BEIJING, May 6  -- Online money market funds (MMFs) are losing their appeal to Chinese investors who crave higher yields in the stock market.

Combined assets of online MMFs totaled 1.36 trillion yuan (222 billion U.S. dollars) at the end of the first quarter, down 9.8 percent from the previous quarter, according to data from Beijing-based lending information provider Rong360.com.

The figure was a sizable reduction compared to a peak of 1.56 trillion yuan at the end of September 2014.

Analysts said a bullish stock market has drawn money away from online MMFs.

The benchmark Shanghai Composite Index has gained more than 30 percent since the start of this year, accompanied by a frenzy of new accounts and record turnover.

Rong360.com analyst Xu Jin said that a huge amount of capital has flowed out of bank deposits and online MMFs into the stock market, feeding the market's steady climb.

Online MMFs offered annualized interest rates of nearly 7 percent when they first became popular in 2013, but the current rate has fallen to around 4 percent, another reason they have lost their allure, according to Xu.

The falling yields accompanied two interest rate cuts and two drops in banks' reserve requirement ratio by the central bank since November of last year.

Despite the general decline, Alibaba's Yu'e Bao, the most popular and largest online MMF, was an exception. Its first quarter report showed assets had reached 712 billion yuan as of the end of March, up 23 percent from three months ago.

Alastair Sewell, Senior Director of Fund &Asset Manager Ratings at Fitch Ratings, said the relative ease and convenience of online MMFs have made them wildly popular and a key wealth management tool for average investors.
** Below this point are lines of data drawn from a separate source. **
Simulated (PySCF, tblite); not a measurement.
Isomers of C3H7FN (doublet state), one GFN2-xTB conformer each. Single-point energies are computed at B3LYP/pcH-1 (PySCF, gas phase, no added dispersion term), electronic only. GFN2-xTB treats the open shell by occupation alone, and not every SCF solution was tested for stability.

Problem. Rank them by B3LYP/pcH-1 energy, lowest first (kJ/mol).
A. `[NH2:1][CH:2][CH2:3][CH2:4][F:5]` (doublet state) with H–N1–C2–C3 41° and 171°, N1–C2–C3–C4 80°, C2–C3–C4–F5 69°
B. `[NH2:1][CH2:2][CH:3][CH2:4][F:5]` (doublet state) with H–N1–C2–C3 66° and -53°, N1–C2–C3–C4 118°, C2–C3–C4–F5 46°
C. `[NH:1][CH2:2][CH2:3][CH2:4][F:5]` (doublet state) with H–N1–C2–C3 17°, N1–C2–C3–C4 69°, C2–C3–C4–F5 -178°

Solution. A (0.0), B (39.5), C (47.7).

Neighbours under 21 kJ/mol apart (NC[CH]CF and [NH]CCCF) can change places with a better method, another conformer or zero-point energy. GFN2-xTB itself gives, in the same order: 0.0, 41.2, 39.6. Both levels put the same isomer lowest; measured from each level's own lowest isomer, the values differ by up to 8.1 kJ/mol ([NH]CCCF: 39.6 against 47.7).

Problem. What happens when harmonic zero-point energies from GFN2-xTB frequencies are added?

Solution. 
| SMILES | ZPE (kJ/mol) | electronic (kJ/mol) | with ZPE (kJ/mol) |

Yu'e Bao can be used for online purchases, taxis, credit card payments, mortgage payments, and even utilities such as water and electricity. It also offers instant redemption and no-fee money transfers between bank accounts.

However, Sewell warned that online MMFs have a less stable investor base with yield-hungry retail investors susceptible to herd behavior, which could result in a mass outflow of funds.